Council has several conflicts of interest. Consent Authority, landowner, co-proponent, and environmental regulator !!!
Environmental damage and community safety issues plague construction
Environmental Damage
Inadequate stormwater retention capacity has caused polluted stormwater breakouts in each of FIVE significant storm events in October/November/December 2025. Construction site pollutants and debris flowed into the local creek system on each occasion, and temporarily blocked local roads. After the first December storm breach contractors appeared to wash mud off the roads into the creek! Is this site just too steep and small to be developed without harming the environment? The onsite retention basin has a design capacity of 40mm of rain in 24 hours. We've routinely seen storms of between 60mm of rain in half an hour to 90mm in 5 hours. In Queensland, stormwater pollution is prohibited under the Environmental Protection Act 1994, Section 440ZG and Section 319 of the Environmental Protection Act 1994 yet it has kept on happening, even during cleanup!
Under the law penalties increase for repeat offences and wilful acts. Noosa Council has a heavy conflict of interest as client, site owner, co-developer and environmental regulator. After countless enquiries we were eventually told by Council it had referred the site environmental breaches to DESI. Yet DESI has told us repeatedly compliance is a Noosa Council responsibility. Despite the actions of many residents so far it seems impossible to get any clarity around the enforcement of environmental compliance here in the Noosa Biosphere.
See the video links for the five storm events.
On 27 November 2025 contractors were filmed pumping sediment laden stormwater into adjoining bushland to make room in a dam before a predicted storm. Is this also stormwater pollution? Contractors appeared to attempt the same act on the morning of Friday 28 November 2025 but when observed by a resident of Dianella Court they were observed to stop.
Our other videos and photos of stormwater management fails are can be seen using the red buttons underneath the videos on this page.
Unsafe pollution cleanups
Footpaths have often been left impassable and unsafe after environmental incidents.
And on November 17, 2025 four school children were engulfed by dust (of unknown composition, potentially contaminated) generated by a street sweeping bobcat during site runoff cleanup activities.
6 Jan '26 - Carruthers enlarge the detention basin
Locals were pleased to see Carruthers significantly enlarging the stormwater retention basin on Tuesday 6 Jan 2026 and hope this prevents uncontrolled site discharges in coming weather events. This Carruthers action appears to be consistent with its company environmental policy, seen here.
https://www.carrutherscontracting.com.au/compliance/environmental-policy/
Outside the site entrance during Storm 1 on 30 October 2025. Approx 64mm in under half an hour. This is not an everyday event but it is not an unusual storm for us.
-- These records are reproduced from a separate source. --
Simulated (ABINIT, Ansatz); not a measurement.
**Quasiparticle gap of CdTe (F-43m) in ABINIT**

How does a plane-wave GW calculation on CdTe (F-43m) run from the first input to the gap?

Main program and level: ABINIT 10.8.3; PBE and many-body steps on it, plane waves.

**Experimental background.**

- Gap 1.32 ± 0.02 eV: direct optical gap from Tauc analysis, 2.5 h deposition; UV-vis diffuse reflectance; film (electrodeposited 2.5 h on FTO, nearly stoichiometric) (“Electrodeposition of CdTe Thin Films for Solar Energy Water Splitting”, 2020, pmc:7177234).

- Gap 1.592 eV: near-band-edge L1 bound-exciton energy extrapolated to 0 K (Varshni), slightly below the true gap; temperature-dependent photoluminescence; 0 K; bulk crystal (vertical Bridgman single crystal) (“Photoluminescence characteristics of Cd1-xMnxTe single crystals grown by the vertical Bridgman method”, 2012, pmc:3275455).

Outside the site entrance during Storm 2 on 15 November 2025. Approx 64mm in under an hour. Again, not an everyday event but not an unusual storm for us. Another 30mm fell overnight after this.
Outside the site entrance during Storm 3 on 24 November 2025. Approx 49mm in an hour. Again, not an everyday event but not an unusual storm for us. And the third in 25 days. It took a work crew all day to clean the mud beach off the road.
Strange Act 1: Outside the south end of the site on 27 November 2025, ahead of predicted rain. It appears contractors were pumping out a dam to the top of the site, as polluted water ran offsite into the stormwater system east of Dianella Ct.
Quote from Noosa Council project manager, Mon 1 December 2025:
"Council and Carruthers Contracting continue to actively monitor site conditions, particularly during periods of heavy rain, to ensure controls are functioning as intended and are rectified after each extreme rain event. Where required, adjustments are made to strengthen dust and runoff mitigation.
We acknowledge the inconvenience these works can cause and remain committed to managing the site responsibly and safely."

Outside the site entrance after the overnight Storm 4 on 16 December 2025. Approx 92mm fell during the early hours of the morning. The 4th storm in 44 days.

Storm 5, outside the site entrance after the afternoon storm on 25 December 2025. Approx 56mm in under an hour. The fifth in 53 days.
After Storm 4 -to keep the roadway open in future storms, a project management decision was made to open the stormwater drains to allow polluted water to flow into the creek, highlighting Council's highly conflicted role as co-developer and environmental regulator.
'Cleanup' after this storm saw additional discharge of pollutants into the creek feeder drains. An overflow trench was then dug to feed retention basin water to the stormwater sump 5m away.